February 26, 2019
China’s Competitive Strategy: An Interview with Robert O. Work
Source: Strategic Studies Quarterly
Journalist: Strategic Studies Quarterly
This interview is an outgrowth from Secretary Work’s 2018 Center for a New American Security annual conference presentation detailing the five-step Chinese competitive strategy against the United States. China’s strategy is designed to overcome technological inferiority, move to technological parity, and achieve technological superiority.
SSQ: The first step you mention in China’s strategy is industrial and technical espionage (ITE). Did the United States miss or simply ignore this threat?

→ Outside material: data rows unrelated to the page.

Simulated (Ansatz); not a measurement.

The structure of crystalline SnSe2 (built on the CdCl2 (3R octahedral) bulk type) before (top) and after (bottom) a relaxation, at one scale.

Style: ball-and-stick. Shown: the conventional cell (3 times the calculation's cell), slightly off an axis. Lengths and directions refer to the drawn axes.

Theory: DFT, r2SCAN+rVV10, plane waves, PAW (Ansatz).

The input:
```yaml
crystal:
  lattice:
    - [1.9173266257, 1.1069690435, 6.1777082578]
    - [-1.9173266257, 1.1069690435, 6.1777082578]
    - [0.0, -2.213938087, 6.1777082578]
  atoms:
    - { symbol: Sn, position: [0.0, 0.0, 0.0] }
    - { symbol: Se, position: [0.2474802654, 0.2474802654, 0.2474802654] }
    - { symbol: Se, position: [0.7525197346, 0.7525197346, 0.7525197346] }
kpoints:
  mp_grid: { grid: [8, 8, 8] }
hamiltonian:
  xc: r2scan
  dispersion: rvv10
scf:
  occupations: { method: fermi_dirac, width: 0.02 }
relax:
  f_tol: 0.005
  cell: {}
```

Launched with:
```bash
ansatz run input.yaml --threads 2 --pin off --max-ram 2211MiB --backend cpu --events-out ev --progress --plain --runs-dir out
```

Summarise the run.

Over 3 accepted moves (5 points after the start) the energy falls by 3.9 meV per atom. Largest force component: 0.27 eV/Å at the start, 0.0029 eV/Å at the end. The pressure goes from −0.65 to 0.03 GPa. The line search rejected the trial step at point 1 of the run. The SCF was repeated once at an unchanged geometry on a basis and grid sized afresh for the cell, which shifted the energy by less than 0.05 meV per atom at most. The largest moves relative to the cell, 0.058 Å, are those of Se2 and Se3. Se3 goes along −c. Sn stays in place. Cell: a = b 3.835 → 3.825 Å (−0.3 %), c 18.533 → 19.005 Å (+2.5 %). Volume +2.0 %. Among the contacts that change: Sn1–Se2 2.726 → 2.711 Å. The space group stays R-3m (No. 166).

ROW: We have become increasingly aware of the nature of the threat, which is unlike any we have faced before. During the Cold War, espionage was more about turning agents and getting intelligence agents to turn over documents and reveal adversary agents. However, in the case of China, it is more a cyber-intellectual property threat—getting into systems and exfiltrating data. We were therefore unprepared for the Chinese approach—especially on the industrial wide-scale the Chinese use. Consequently, our response lagged. Lately, we have been successful in implementing different types of measures to counter their strategy, but the Chinese still pursue industrial espionage in a very big way. Let me give you an example of why this is important. Frank Kendall, the former Office of the Secretary of Defense acquisition executive, did a study and found that once the United States or the Chinese decides to build a new fighter, the time spent in development and production engineering was roughly equal. However, through intellectual property theft and data exfiltration, the Chinese are able to reduce significantly the time spent doing research and prototype engineering. This is why they have been able to field capabilities consistently quicker than we expected. From a historical perspective, the Chinese have been making a concerted effort to acquire US technological capabilities since the late 1990s. What they have been able to accomplish in the past 20 years is quite remarkable.